Anyhow, now that we have visualized this triangle, I am going to sheepishly suggest that a “good” change is an endeavor that somehow creates value in all three corners. To better illustrate, it might be useful to imagine what happens when we fail to meet this criteria.
Let’s start with situations when we only hit one of the three. If our change only produces value for our business, we’re probably dealing with something rather uncouth and generally frowned upon. Conversely, if we only produce value for our users, we’re probably soon to be out of business. And if we are only concerned about the ecosystem effects, it’s highly likely we’re not actually doing anything useful.
Moving on to hitting two out of three, delivering a combination of user and business value will feel quite satisfying at first and will fit right at home with a lot of things we humans have done since the Industrial Age. Unfortunately, without considering the effects of our change on the surrounding ecosystem, the all-too-common outcome is an environmental catastrophe – literal or figurative. Moving clockwise in our triangle, focusing on only producing value for users and the ecosystem yields beautiful ideas that die young of starvation. The third combination surprised me. I’ve been looking for something that fits the bill, and with a start, realized that I’ve lived it. The intricately insane web of Soviet bureaucracy, designed with the purpose of birthing a better future for humanity, captured tremendous amounts of value while explicitly favoring the “good of the many” over that of an individual. For a less dramatic example, think of a droll enterprise tool you used recently, and the seeming desire of the tool to ignore or diminish you.
It does seem like hitting all three will be challenging. But hey, if we’re signing up to do “good,” we gotta know it won’t be a walk in the park. At least, you now have this simple lens to use as a guide.
🔗https://glazkov.com/2022/01/13/the-value-triangle/
Lenses, framings, and models
At a meeting this week, I realized that I use the terms “lens,” “framing,” and “model” in ways that hold deep meaning to me, but I am not certain that this meaning is clear to others. So here’s my attempt to capture the distinctions between them.
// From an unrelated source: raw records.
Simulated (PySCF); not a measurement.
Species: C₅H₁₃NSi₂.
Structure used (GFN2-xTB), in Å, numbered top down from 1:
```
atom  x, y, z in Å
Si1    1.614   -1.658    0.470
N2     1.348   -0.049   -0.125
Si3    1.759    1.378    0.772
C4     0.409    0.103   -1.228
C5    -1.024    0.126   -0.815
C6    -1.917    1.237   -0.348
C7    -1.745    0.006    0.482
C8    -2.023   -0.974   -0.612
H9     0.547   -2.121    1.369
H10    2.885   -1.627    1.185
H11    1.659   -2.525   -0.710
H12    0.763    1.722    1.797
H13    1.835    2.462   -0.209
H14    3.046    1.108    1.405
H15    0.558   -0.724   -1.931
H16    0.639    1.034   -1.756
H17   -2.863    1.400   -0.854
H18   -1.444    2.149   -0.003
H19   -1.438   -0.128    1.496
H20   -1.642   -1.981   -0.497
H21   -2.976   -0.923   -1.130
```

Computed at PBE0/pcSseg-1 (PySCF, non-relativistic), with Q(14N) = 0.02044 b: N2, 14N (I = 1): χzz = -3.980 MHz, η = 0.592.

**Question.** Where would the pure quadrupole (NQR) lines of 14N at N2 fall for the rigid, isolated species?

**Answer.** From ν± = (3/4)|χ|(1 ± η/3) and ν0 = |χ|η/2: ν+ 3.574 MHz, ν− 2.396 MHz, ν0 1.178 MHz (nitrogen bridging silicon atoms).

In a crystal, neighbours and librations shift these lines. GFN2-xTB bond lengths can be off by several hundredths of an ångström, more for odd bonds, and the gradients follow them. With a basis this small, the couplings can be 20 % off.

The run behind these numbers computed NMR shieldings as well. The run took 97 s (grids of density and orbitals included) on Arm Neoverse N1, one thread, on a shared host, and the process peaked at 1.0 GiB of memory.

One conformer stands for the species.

The way I see these, the lens is the most elemental of the three. A lens is a resonant, easy to remember (or familiar) depiction of some phenomenon that offers a particular way of looking at various situations. Kind of like TV commercial jingles, effective lenses are catchy and brief. They usually have a moniker that makes them easy to recall, like “Goodhart’s Law” or “Tuckman’s stages of group development” or “Cynefin.” Just like their optical namesakes, lenses offer a particular focus, which means that they also necessarily distort. As such, lenses are subject to misuse if used too ardently. With lenses, the more the merrier, and the more lightly held, the better. Nearly everything can be turned into a lens. A prompt “How can this be a lens?” tends to yield highly generative conversations. For fun, think of a fairy tail or a news story and see how it might be used as a lens to highlight some dynamic within your team. Usually, while names and settings change, the movements remain surprisingly consistent.
Framings are a bit more specialized. They are an application of one or more lenses to a specific problem space. For example, when I am devising a strategy for a new team, I might employ Tuckman’s stages to describe the challenges the team will face in the first year of its existence. Then, I would invoke Cynefin to outline the kind of problems the team will need to be equipped to solve, rounding up with Goodhart's Law to reflect on how the team will measure its success. When applied effectively, framings turn a vague, messy problem space into a solvable problem. To take me there, framings depend on the richness of the collection of lenses that are available to me. If these are the only three lenses I know, I will quickly find myself out of depth in my framing efforts: everything I come up with will limp with a particular Tuckman-Cynefin-Goodhart gait.
Finally, models are networks of causal relationships that form within my framings. The problem, revealed by my framing exercise, might yet be untenable. While I can start forming hypotheses, I still have little sense in how many miracles each will take. This is where models help. Models allow me to reason about the amount of effort each of my hypotheses will require. Because each of the hypotheses is a causal chain of events, models help uncover links of these chains that are superlinear.
Getting back to our team planning example, the first four Tuckman’s stages are a neat causal sequence and might lead us to conclude that the process we’re dealing with is linear and thus easily scheduled. However, if we study the network of causal relationships closer, we might be able to see that they aren’t. The team’s storming phase can tip the team’s environment into complex Cynefin space and thus extend the duration of the storming phase. Or, the arrival to the norming stage might make the team susceptible to over-relying on its metrics to steer, triggering Goodhart’s law, eventually leading to the slide into chaotic Cynefin space, setting the stages all the way back to forming.
The nonlinearity does not need to be surprising. Once we see it in our models, the conversation elevates from just looking at possible solutions to evaluating their effectiveness. Framings give us a way to see solvable problems. Models provide us with insight on how to realistically solve them.
I really liked the lens/framing/model-thing. I wonder if one could add a fourth - narrative - which is a model in motion in time? The triangles are interesting - I read somewhere that theologians think in threes and philosophers in fours, I think Peirce was a notorious triangulist, however. Maybe there is a thing here about how we understand the world - in dyads, triads, etc etc?